To Fly Like a Bird...
By Collections Curator Ruth Bitner
Vallevand seated in ornithopter
Ralph Vallevand of Elbow, Saskatchewan dreamed of flying like a
bird. In true pioneer spirit, he set about to build a machine
that would make his dream a reality. His retirement in the early
1990s gave him the time he needed to develop his plans.
Vallevand was not alone. For hundreds of years, humans have longed for the freedom of birds. In the 15th century, Leonardo da Vinci was fascinated with the idea of human-powered flight and produced a design for such a machine. Many others followed, designing their own flying machines, or ornithopters, with flapping wings. None, however, were successful.
Vallevand with model ornithopter
A carpenter by trade, Vallevand had the woodworking skills to
create his dream machine. He studied airplane construction and
spent many hours observing the wing action of birds in flight.
He understood that a bird’s wings push slightly backward as well
as flapping up and down. Vallevand applied this knowledge to the
design of his craft.
Working with lightweight, knot-free Sitka spruce, Vallevand designed his machine to simulate this movement.
wings with fabric “feathers”
A clever hinge arrangement using a series of bungee cords was used to create the flapping motion. The wings were covered with strips of cloth which acted as feathers, opening and closing with the wing movement. A cage affair was designed for the operator.

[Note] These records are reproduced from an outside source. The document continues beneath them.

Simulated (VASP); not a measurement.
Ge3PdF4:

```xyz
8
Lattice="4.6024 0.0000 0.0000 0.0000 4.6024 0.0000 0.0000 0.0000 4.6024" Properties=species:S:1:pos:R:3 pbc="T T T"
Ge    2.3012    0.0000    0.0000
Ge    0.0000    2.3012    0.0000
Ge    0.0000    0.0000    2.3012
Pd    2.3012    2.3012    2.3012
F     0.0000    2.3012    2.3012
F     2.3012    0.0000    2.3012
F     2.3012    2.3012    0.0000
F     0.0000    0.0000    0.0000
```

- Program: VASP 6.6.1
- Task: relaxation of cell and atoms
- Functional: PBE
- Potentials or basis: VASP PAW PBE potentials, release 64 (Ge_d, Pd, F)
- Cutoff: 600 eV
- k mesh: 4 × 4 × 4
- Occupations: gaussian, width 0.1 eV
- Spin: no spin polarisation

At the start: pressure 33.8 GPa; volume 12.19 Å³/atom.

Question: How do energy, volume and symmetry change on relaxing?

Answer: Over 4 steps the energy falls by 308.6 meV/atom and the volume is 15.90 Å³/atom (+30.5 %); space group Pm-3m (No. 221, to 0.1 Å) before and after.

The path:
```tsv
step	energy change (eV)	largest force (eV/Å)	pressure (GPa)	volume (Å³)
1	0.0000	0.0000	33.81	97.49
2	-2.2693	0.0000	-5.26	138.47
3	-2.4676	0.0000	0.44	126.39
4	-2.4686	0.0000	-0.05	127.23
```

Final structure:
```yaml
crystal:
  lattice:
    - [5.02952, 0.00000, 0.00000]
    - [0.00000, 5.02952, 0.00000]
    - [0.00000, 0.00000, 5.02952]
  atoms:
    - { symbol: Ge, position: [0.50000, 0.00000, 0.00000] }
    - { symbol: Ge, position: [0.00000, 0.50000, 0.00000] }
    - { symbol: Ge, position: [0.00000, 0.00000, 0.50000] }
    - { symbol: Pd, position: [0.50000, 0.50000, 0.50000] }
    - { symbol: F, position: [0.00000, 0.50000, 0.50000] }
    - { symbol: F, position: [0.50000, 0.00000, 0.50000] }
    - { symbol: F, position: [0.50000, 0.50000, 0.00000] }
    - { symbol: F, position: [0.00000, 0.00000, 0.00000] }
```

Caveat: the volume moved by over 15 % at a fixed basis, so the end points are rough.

Vallevand’s ornithopter had a wingspan of 16.15 metres and
weighed only 68 kg. It was assembled for viewing in the Elbow
hockey rink. The delicate machine attracted considerable local
attention, however, its ability to fly was never tested.
Vallevand himself commented, “I wouldn’t want to be the test
While the machine may or may not have been successful in flight, Vallevand is an example of the Saskatchewan tradition of invention, innovation and the spirit of independent adventure.
Only a year after the Wright Brothers historic flight at Kitty Hawk, North Carolina in 1903, William Gibson, known as the “bird man of Balgonie” began experimenting with flying machines. He later moved to British Columbia and built his own airplane engine, making a successful flight in 1910. Bob St. Henry made Saskatchewan’s first heavier-than-air flight in 1911. And our province boasted the first licensed commercial pilot, the first licensed air engineer, the first licensed commercial aircraft and the first licensed aerodrome (airport) in Canada.
assembled in the Elbow rink; Vallevand (centre)
Ralph Vallevand donated both a model of his ornithopter and the actual machine to the Western Development Museum in 2001. Repairs were done by a group of aviation enthusiasts before the machine was put on exhibit in the Saskatoon WDM in 2002. Sadly, Vallevand did not live to see it on display. However, he will long be remembered for his creative spirit and the pursuit of his dream.